A key recommendation in the Benghazi Accountability Review Board report was that Congress revive the moribund Capital Security Construction Program by ramping up its funding to compensate for loss of purchasing power since the program was created in 2000. As Admiral Mullen noted during the ARB press briefing, since 2000 the new building program "fell off from 10 buildings - 10 new embassies a year to three, tied to budget constraints, et cetera," and the Board believes it should go back to that original target:
Recalling the recommendations of the Nairobi and Dar es Salaam ARBs, the State Department must work with Congress to restore the Capital Security Cost Sharing Program [here] at its full capacity, adjusted for inflation to approximately $2.2 billion in fiscal year 2015, including an up to ten-year program addressing that need, prioritized for construction of new facilities in high risk, high threat areas. It should also work with Congress to expand utilization of Overseas Contingency Operations funding to respond to emerging security threats and vulnerabilities and operational requirements in high risk, high threat posts.
We'll see whether or not Congress actually appropriates that $2.2 billion for more new embassy construction. The political winds are not blowing in the direction of more spending these days. It's just as likely Congress will instead allow reprogramming from other accounts, which would let them check the 'I-voted-to-improve-embassy-security' box while at the same time not giving the Department a budget increase.
If State really does get more money for embassy construction, I think it will come as a mixed blessing to many in OBO and to their fellow fans of embassy design in the larger architectural community. They were still celebrating the liberation of Art from the shackles of Security by means of OBO's new design excellence program when last September's embassy attacks occurred. Critics of Fortress Embassies could see the writing on the wall after that, and they didn't like it the least little bit.
Consider their disappointment. After twelve years of mass-producing standardized diplokitsch (see the mugshots here) they were finally about to get back into the real design business. And the cherry on top is that the incoming SecState is himself a leading critic of Fortresses who has said this of the post-2000 new embassy construction program:
“We are building some of the ugliest embassies I’ve ever seen,” Senator John F. Kerry said in 2009. “We’re building fortresses around the world. We’re separating ourselves from people in these countries. I cringe when I see what we’re doing.”

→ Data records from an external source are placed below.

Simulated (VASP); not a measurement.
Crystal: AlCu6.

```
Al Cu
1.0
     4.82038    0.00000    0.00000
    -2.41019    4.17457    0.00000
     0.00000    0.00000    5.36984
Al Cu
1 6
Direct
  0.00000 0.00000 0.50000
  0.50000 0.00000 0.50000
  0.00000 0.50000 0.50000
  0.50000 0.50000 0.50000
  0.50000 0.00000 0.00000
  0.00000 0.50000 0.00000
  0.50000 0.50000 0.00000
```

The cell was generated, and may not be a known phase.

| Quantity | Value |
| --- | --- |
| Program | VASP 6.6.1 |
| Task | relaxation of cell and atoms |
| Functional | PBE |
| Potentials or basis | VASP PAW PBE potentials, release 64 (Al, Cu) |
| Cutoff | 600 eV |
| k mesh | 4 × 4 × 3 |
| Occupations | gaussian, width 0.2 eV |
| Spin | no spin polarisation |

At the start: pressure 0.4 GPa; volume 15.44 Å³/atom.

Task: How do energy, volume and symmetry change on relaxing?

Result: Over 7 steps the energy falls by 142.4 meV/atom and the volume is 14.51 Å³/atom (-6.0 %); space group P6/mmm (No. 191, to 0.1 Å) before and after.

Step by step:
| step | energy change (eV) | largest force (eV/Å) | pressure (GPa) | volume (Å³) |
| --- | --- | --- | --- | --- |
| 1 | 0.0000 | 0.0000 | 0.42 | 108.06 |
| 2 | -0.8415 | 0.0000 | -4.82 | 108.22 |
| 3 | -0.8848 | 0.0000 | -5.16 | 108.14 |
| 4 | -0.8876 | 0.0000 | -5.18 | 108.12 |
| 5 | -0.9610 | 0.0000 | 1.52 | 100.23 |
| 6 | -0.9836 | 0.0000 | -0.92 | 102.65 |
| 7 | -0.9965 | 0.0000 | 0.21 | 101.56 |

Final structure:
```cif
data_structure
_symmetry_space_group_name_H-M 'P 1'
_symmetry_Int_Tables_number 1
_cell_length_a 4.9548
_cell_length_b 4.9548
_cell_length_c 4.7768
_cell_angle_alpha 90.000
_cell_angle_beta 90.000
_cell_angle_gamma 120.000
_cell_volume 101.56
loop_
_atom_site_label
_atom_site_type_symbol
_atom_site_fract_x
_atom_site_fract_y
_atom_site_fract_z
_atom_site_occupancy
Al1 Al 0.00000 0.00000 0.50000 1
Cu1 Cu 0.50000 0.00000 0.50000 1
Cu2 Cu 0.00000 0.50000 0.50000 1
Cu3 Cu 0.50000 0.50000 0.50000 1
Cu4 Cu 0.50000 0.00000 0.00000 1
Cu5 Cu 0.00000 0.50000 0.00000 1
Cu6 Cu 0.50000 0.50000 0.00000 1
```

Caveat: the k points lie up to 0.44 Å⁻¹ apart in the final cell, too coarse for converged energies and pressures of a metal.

All the stars were lining up for a return to the sublime and mysterious architectural values of the era before the now-departed General Williams set OBO on a more mundane course after the East Africa embassy bombings. Now that we are back in post-disaster mode, OBO must once again turn out more new buildings, and I think design excellence will take a backseat to security and numbers. Less quality, more quantity.
Can OBO go back to grinding them out Williams-style after they've done Beijing? I'll be interested in seeing whether this subject comes up at Senator Kerry's confirmation hearing.